TÁNAISTE EAMON GILMORE has this evening welcomed the publication of a draft law to reform the US immigration system which he said would “help to end the great hardship and uncertainty” faced by undocumented Irish living in the States.
He was responding to the publication of a bill by a bipartisan group of US senators – the so-called ‘Gang of Eight’ – which provides a path to citizenship for an estimated 11.5 million people who live in the US illegally including thousands of Irish people.
“This Bill is a very positive development which, if adopted, would help to end the great hardship and uncertainty faced by undocumented Irish in the US and their families here in Ireland,” Gilmore said this evening.
The bill would give legal temporary status to immigrants who arrived without documentation before 31 December 2011 to allow them to work and travel without fear of deportation as long as they have not committed any federal crimes or three misdemeanours, pay a $500 fine and back taxes.

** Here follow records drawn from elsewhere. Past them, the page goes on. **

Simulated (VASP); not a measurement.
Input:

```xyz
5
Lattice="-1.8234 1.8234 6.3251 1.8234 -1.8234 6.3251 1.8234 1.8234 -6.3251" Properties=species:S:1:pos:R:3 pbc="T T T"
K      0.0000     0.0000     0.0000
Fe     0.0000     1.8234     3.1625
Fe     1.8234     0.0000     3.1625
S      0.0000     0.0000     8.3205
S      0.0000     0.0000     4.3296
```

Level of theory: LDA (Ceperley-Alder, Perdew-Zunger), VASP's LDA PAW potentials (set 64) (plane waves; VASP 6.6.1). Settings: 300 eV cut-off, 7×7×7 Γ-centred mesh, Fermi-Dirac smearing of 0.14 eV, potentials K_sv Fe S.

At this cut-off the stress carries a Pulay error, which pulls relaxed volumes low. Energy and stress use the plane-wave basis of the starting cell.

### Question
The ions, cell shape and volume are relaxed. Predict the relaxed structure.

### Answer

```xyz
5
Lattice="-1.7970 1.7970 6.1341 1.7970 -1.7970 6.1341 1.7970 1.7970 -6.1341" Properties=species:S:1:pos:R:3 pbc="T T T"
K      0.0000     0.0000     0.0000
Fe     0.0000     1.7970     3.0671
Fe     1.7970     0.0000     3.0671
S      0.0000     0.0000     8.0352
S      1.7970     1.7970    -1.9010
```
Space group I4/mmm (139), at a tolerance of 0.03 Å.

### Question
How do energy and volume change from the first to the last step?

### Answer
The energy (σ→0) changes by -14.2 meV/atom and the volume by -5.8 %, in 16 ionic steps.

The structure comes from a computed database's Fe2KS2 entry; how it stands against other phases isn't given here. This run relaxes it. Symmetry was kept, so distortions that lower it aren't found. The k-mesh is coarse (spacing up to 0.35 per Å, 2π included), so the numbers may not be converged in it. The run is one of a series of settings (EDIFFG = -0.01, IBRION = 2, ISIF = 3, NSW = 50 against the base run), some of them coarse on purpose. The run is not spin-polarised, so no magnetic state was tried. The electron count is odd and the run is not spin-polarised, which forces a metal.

It also provides a lengthy 10-year path to obtain permanent resident status as long as the person lives continuously in the US, pay all the taxes they owe, have regular work and demonstrate a knowledge of civics and English. Three years after that they could apply for US citizenship.
Gilmore continued: “The inclusion of a new provision to allow several thousand Irish citizens to legally avail of employment opportunities in the US every year is also particularly welcome.”
The bill also commits to strengthening America’s porous 1,800-mile border with Mexico by allocating $4.5 billion that would be dedicated to building “double-layer fencing” in some spots and using unmanned drones in some border areas.
The bill is now likely to be the subject of considerable debate in the US with President Barack Obama having made comprehensive immigration reform a key focus of his second term and Republicans seeking to broaden their appeal among the States’ increasing number of minorities.
Gilmore added: “I am conscious that the overall issues involved are complex and sensitive ones within the US political system and that much further debate is likely to be required before the final shape of any overall legislation becomes clear.”